Reading Online Novel

Sex. Murder. Mystery(160)



“Yeah, so.”

We've all been waiting for this, Kate thought, without saying it. Is there someone? I hope there is someone! Now maybe you can love someone.

“Yes, there is someone,” Mary Kay said softly.

“That's great”

“And I'm pregnant,” she said.

“Well, you said there was someone. So what!”

Kate learned nothing about the other someone, though she understood he was a wonderful person, and younger than Mary Kay. But as she had when she first told Michelle about it, Mary Kay did not let on just how much younger her beau was.

Kate, of course, would learn more in the weeks and months to come and she would consider why Mary Kay couldn't come out and tell her friends what had been going on and with whom.

“It was too much for her,” she said later. “I think there was a shame factor there—religion hassles, which I don't think she's come to terms with. She's got this divider, one side, she's devout and believes in God, wants to do the right thing. The other side of her says, 'There's nothing wrong with having fun. God wants me to have fun. God wants me to live life, and damn it, I've embraced that.' “

The police had been by to make sure no other children had been molested by their favorite teacher; the school made offers of crisis counseling for those who needed it. And, of course, the media was sniffing around. As for Vili Fualaau, he was still in class at Cascade Middle School. Shorewood music teacher Beth Adair wrote a note to Mary Kay describing how Vili was: “spaced out and subdued.”





Chapter 37

HANGING OUT AT a friend's house in Kent on a rainy Friday evening, February 28, 1997, Amber Fish answered an urgent page from her older sister, Lisa.

“Amber, did you hear the news?”

“What news?”

“Get a hold of Angie quick!”

“What news?”

Lisa didn't want to say and instructed her sister to call their mother and she would fill her in. Amber hung up and dialed. Joy Fish answered and told her that a teacher had been arrested for molesting a student.

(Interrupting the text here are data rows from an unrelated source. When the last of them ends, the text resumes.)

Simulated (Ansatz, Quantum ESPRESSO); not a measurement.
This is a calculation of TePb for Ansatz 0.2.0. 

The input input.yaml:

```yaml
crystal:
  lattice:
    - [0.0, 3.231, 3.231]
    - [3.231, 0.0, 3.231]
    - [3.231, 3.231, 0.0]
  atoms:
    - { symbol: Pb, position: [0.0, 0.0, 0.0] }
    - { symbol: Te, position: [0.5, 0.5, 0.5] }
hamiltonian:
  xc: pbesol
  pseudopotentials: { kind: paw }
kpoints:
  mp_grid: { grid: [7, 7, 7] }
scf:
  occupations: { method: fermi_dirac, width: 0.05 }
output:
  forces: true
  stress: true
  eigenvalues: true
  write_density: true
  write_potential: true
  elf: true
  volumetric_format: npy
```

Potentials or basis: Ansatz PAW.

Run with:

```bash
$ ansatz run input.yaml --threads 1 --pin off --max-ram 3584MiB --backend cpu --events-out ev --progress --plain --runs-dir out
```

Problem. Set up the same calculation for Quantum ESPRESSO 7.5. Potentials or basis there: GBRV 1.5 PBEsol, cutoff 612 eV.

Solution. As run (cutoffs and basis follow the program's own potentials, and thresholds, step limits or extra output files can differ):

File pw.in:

“On Channel Four they're saying it's Mary Kay.”

Amber got into her car and drove to another friend's house where Angie was visiting. The twins and their friend watched the news report on the local late news. In shock and full of disbelief, Amber and Angie realized there was only one thing to do: they drove to Normandy Park to see Mary Kay. They knew it was late and that all hell had broken out, but Mary Kay was their friend and they wanted to support her.

Something's not right here. There has to be a mistake, Angie thought.

Amber said it out loud.

“It's just allegations. It was some kid just making this up. Mary Kay? I'm just sure.”

Angie agreed.

“Not Mary Kay.”

Just as the Fish twins, then just nineteen, turned into the driveway, the Letourneaus' '94 Plymouth Voyager pulled in ahead of them. The driver didn't get out right away and just sat there. The girls thought it was Mary Kay and got out and approached the driver's side.

Mary Kay kept facing straight ahead, until Amber got her attention, and in an instant a look of surprise and exaggerated delight washed over her face.

“Girls!” she said, getting out of the car and hugging them, first Amber, then Angie, who lingered a bit behind her sister.

“Look, you guys,” Mary Kay said, gesturing to her pregnant belly. “I'm six months! Can you believe it's number five?”

Amber and Angie were breathless. Though they hadn't seen Mary since July, they had talked on the phone at Christmas and there had been no mention of a pregnancy.

Mary Kay kept rambling.

“Oh, I missed your birthday,” she said. “I'm really sorry!”

The sisters said that was all right. They had come to see her because they had heard some things on the television news about “some allegations.”

The smile vanished. “Great,” Mary Kay said, “this will probably be in the newspapers tomorrow.”

Then she started to cry and slumped back into the driver's seat and fiddled with the keys, still in the ignition. Amber and Angie moved closer and stood next to her; the rain fell hard, but it didn't matter much to them.

Mary Kay admitted that she had stayed in the van in the driveway without getting out because she thought some reporters might have followed her.

And then she talked for the next hour or two, and though the former neighbors and favorite baby-sitters knew nothing about what Mary Kay Letourneau was saying, they didn't ask any questions to fill in the gaps. In fact, neither said very much at all. They didn't know what to say. They didn't know if she was confessing to a crime or telling them the whole thing was some big mistake.

Mary talked in a stream-of-consciousness manner that was almost incoherent and then stopped to cry. Her tears seemed to fuel her and she would talk some more.